MOUNTAIN LANDSCAPE
Boulder Outdoor Survival School (BOSS) – Our Classroom
Boulder Mountain rises to over 11,000’ and is the highest forested plateau in the continental United States. The sheer cliffs of the escarpment encircling the plateau towers over aspen-covered slopes which plunge down into the surrounding desert. This extinct volcano’s mass and elevation generate their own weather. Lush meadows and cold alpine lakes and streams offer a stark contrast to the sun-baked sandstone below.
Rugged escarpments, alpine meadows, and remote beauty.
Climbing from base to summit plateau, you move through many forests (possible in a single day): Piñon pine and juniper forest interspersed with sagebrush, ponderosa pine forest, massive aspen groves, and on the summit plateau, spruce-fir forest. Each is laced through with cool, rocky streams fed by the mountain’s unique weather patterns.

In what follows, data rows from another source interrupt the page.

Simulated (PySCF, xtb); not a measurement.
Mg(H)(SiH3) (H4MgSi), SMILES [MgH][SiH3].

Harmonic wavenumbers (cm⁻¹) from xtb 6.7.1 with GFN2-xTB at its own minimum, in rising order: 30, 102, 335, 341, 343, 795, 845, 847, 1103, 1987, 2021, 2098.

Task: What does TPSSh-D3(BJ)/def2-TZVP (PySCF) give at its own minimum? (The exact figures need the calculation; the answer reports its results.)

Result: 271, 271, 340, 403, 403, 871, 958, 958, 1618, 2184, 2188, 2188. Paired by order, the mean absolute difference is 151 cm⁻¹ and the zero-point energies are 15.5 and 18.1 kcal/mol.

Boulder Mountain is primarily public land, and is managed by the Forest Service. It is common to see roaming herds of cattle in the alpine meadows.
A Famous Landscape
This is part of the landscape that Wallace Stegner so famously argued to protect in his Wilderness Letter in 1960, which became instrumental in the drafting and passage of the Wilderness Act of 1964.